How to Setup a Single Node Hadoop Cluster Using Docker?

Channel: Linux
Abstract: 54a0f749c9e0a14c58904e3e

In this article, I will show you how to setup a single node hadoop cluster using Docker. Before I start with the setup, let me briefly remind you what Docker and Hadoop are.

Docker is a software containerization platform where you package your application with all the libraries, dependencies, environments in a container. This container is called docker container. With Docker, you can build, ship, run an application (software) on the fly.

For example, if you want to test an application on an ubuntu system, you need not setup a complete operating system on your laptop/desktop or start a virtual machine with ubuntu os. That will take a lot of time and space. You can simply start an ubuntu docker container which will have the environment, libraries you need to test your application on the fly.

how to install and run docker and c...

To view this video please enable JavaScript, and consider upgrading to a web browser that supports HTML5 video

how to install and run docker and containers in docker machine

Apache Hadoop is a framework that allows for the distributed processing of large data sets across clusters of computers. These days it is one of the most important technology in the industry. Now to use Hadoop to store and analyse huge amount of data, you need to setup a hadoop cluster. If you have done setting up of hadoop cluster before, you know its not a easy task.

What if I say, setting up a hadoop cluster is hardly 5-10 minutes job, will you believe me? I guess not!

Here is where Docker comes into picture, and using docker you can setup a hadoop cluster in no time.

Benefits of using Docker for setting up a hadoop cluster

  • Installs and runs hadoop in no time.
  • Uses the resources as per need, so no wastage of resource.
  • Easily scalable, best suited for testing environments in hadoop cluster.
  • No worries of hadoop dependencies, libraries etc. , docker will take care of it.
Setup a Single Node Hadoop Cluster Using Docker

So let us see now how to setup a single node hadoop cluster using Docker. I am using Ubuntu 16.04 system and docker is already installed and configured on my system.

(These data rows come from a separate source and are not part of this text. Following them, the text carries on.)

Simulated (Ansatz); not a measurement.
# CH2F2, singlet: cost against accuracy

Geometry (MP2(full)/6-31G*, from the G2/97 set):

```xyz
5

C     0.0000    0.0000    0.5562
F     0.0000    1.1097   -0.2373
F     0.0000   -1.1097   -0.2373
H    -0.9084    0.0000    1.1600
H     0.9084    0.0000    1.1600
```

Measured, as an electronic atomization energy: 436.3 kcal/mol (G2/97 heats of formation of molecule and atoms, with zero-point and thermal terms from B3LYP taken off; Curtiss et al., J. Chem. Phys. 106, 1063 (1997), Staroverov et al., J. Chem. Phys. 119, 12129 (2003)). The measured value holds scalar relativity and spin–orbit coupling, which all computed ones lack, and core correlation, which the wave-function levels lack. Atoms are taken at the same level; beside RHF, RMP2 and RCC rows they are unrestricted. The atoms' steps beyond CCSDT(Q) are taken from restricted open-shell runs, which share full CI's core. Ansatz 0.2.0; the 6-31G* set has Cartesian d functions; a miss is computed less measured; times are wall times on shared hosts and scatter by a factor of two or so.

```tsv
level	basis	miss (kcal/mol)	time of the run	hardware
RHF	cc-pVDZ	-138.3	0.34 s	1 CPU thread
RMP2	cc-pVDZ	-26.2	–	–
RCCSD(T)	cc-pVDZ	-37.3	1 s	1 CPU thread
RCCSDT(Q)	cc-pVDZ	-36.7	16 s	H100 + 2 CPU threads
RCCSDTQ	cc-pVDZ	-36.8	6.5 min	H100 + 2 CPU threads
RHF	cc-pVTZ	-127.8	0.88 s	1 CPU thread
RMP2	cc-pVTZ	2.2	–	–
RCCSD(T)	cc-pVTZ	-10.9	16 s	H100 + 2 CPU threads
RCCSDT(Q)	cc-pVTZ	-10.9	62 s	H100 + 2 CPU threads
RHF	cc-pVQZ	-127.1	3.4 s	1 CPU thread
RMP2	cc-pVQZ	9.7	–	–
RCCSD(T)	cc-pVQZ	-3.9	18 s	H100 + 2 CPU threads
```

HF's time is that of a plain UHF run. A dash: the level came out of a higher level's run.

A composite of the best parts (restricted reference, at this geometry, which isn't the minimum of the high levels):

Before I setup a single node hadoop cluster using docker, let me just run simple example to see that docker is working correctly on my system.

Let me check if I have any docker image as of now.

hadoop@hadoop-VirtualBox:~$ docker ps

CONTAINER ID        IMAGE               COMMAND             CREATED             STATUS              PORTS               NAMES

I don't have any docker image as of now. Let me run a simple hello-world docker example.

hadoop@hadoop-VirtualBox:~$ docker run hello-world

Hello from Docker!

This message shows that your installation appears to be working correctly.

To generate this message, Docker took the following steps:
  1. The Docker client contacted the Docker daemon.
  1. The Docker daemon pulled the "hello-world" image from the Docker Hub.
  1. The Docker daemon created a new container from that image which runs the

executable that produces the output you are currently reading.

  1. The Docker daemon streamed that output to the Docker client, which sent it

to your terminal. To try something more ambitious, you can run an Ubuntu container with: $ docker run -it ubuntu bash Share images, automate workflows, and more with a free Docker Hub account: https://hub.docker.com For more examples and ideas, visit: https://docs.docker.com/engine/userguide/

So now you know that docker is working properly. Let us go ahead and install hadoop in a docker container. To do so,  we need a hadoop docker image. The below command will get me a hadoop-2.7.1 docker image.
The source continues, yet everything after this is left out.